Closeness – Y.L. Wigman

Rating: 3.5 out of 5.
3.25 stars. This book is a little bit different. I found it to be an interesting read but I probably wouldn’t revisit it. If you like a mix of contemporary and historical romance you’ll definitely enjoy this one.

Set in Australia Duscha inherits a home from her estranged father unexpectedly. She’s mourning the death of her partner and the house gives her the opportunity to go back to Canberra. The house is old and needs a lot of work, which inspires her to hire a gardener.

Honor owns her own gardening/landscaping company. Her partner Merrin is the firms accountant after Honor gives her the responsibility when Merrin experiences health difficulties. Honor is called to Duscha’s to give a quote for the gardening work, when they realise they have a connection from their pasts neither expected to encounter again.

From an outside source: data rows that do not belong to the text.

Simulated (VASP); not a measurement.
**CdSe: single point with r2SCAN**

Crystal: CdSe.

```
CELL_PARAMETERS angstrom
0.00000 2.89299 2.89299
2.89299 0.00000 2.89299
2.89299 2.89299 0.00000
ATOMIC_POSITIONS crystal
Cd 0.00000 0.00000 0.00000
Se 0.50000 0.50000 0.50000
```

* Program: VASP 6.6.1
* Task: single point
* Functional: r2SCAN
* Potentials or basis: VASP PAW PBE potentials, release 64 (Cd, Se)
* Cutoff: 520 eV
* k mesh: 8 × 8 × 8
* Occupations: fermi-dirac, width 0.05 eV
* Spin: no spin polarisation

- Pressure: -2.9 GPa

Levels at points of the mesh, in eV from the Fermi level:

The narrative is interspersed with historical information as to how Duscha came to inherit the house. Some of this is done through her discoveries, others are done through historical flashbacks. Whilst I enjoyed the short stories that were told, I found it jarring at times to be pulled from one timeline to another. There’s also a subterfuge plot line for Honor.

I appreciated how their discovering each other again as contractor/contractee and then friends is built into the narrative. It does provide a little bit of angst, but I’m happy to say there’s no crazy conflict and the majority of the angst in the book is provided by their feelings about their situation and the things going on around them.

I liked the relationship Honor had with her father, which grew on me after initially feeling quite differently differently about it, and Duscha’s relationship with her mother. The couple of friendships interspersed in the storyline also helped with understanding both characters.

There were a couple of small bits that weren’t revisited to the full extent I would have liked but I can understand why they perhaps won’t in the overall narrative. However there was something about the book that left me with a sense of it being unfinished. It’s possible it’s because it crams in a lot in a relatively short word count.

All in all I think this book has elements people will enjoy, with a good narrative, interesting setting and elements of mystery, paranormal, romance and family conflict.

I received an e-ARC via NetGalley in exchange for an honest review.

The Other Side of Forestlands Lake – Carolyn Elizabeth

Rating: 5 out of 5.
I have to say this wasn’t what I was expecting. I really enjoy Carolyn Elizabeth’s Curtis and Reynolds series – but I enjoyed this in a completely different way. Whilst the book is a little bit spooky – and I really shouldn’t have insisted on reading it past midnight – it’s essentially at heart quite a sweet book.

Starting with a prologue and approximately 25% of the book set 25 years ago, we meet Lee and Willa as teenagers, where they are staying at Forestlands Lake for the summer with their parents. They get up to the usual things teenagers do, but it’s the sweet exploration of what their friendship means to each other, and whether it is possibly anything more that really stands out at this point. Tragedy strikes and they are split apart.

25 years later we meet the two again, back at Forestlands Lake in very different circumstances. Lee now runs the summer camp – though it’s a very different one to the one they encountered in the past. She also has a daughter, Maggie. Willa has a her half-sister Nicole in tow and is returning to the lake for the first time since the tragedy.

This part of the book deals with Lee and Willa picking up where they left off – which might feel a little instant love to some – but I actually liked. It also deals with the difficulties of Willa’s return. Nicole and Maggie really shine as characters here as well.

I found I actually enjoyed the paranormal aspects of the story, which I thought would be a sticking point for me. I love the way it’s discussed through Willa’s books, Maggie and Nicole, rather than it all being about some phantom camp gossip and whispers. It made it more real and understandable to me.

Early death and how it impacts those left behind is never an easy topic, but I thought Elizabeth did a great job of covering the thoughts and feelings of all of the characters, whilst still giving both the paranormal aspects and romance parts equal footing.

I’d recommend this to romance fans and paranormal fans. It’s convinced me to read a paranormal book by one of my favourite authors that I’ve left to one side as I was convinced I’d hate it because of the paranormal – so I’d say Elizabeth is definitely onto a winner.

I received an e-ARC via NetGalley in exchange for an honest review.